After estimating the potential of using Twitter as a source of information for decision-making and status determination, we developed a system using Twitter for information triage during major events, such as disasters. To build the system, we compared a number of classifiers, including the proposed one based on Deep Convolutional Neural Networks. We also validated the system by performing an in-depth analysis of information obtained after a number of additional events, including an eruption of a Japanese volcano Ontake on 27 September 2014, as well as heavy rains and typhoons that occurred in 2020. We confirmed that the methods worked sufficiently well even when trained on data from nearly 10 years ago, which strongly suggests that the proposed model is well-generalized and sufficiently grasps important aspects of each type of classified information.
On the basis of the proposed method for automatic extraction of information of high accuracy and uniformity, we used Twitter hashtags to collect messages related to the eruption of the Mt. Ontake volcano.

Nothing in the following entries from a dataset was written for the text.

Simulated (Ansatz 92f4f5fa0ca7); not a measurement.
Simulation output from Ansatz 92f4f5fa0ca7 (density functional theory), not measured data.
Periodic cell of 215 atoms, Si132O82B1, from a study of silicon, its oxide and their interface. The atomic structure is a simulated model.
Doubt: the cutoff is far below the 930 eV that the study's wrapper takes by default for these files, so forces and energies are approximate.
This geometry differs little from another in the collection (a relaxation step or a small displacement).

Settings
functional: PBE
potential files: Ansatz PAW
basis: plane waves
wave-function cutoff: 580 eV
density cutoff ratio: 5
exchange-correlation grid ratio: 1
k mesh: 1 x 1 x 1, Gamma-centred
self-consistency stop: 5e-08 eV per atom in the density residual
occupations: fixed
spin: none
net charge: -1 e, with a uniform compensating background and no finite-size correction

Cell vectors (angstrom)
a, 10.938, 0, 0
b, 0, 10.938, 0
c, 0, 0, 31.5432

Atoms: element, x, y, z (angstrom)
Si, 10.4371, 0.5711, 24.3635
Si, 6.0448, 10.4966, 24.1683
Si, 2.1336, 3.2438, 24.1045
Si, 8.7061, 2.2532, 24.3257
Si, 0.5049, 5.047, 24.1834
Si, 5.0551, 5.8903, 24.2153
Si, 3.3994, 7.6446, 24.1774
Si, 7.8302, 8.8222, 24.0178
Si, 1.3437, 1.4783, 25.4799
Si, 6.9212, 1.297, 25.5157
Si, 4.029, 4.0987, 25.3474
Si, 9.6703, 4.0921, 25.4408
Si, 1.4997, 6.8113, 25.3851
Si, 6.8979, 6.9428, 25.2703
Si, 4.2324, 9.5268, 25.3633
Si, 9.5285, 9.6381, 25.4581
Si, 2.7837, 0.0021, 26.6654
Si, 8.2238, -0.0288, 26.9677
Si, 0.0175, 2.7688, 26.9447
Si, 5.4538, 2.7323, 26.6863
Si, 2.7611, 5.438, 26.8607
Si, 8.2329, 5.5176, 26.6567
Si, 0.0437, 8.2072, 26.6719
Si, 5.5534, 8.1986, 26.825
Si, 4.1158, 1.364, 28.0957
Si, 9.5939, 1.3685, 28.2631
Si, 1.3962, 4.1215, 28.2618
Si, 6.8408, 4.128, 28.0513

We found that sesquiary information appeared in large amounts. Moreover, after examining the change of occurrence of information in time, we confirmed that the ratio of information types does change with time. Thus, the classification criteria proposed in the hypothesis were valid.
In the future, we plan to undertake further study of changes in time and changes according to situation (when users are in need of different kinds of information). We also plan to analyze expressions and patterns which indicate changes in user behavior. Finally, we plan to implement those improvements and test the method in practice.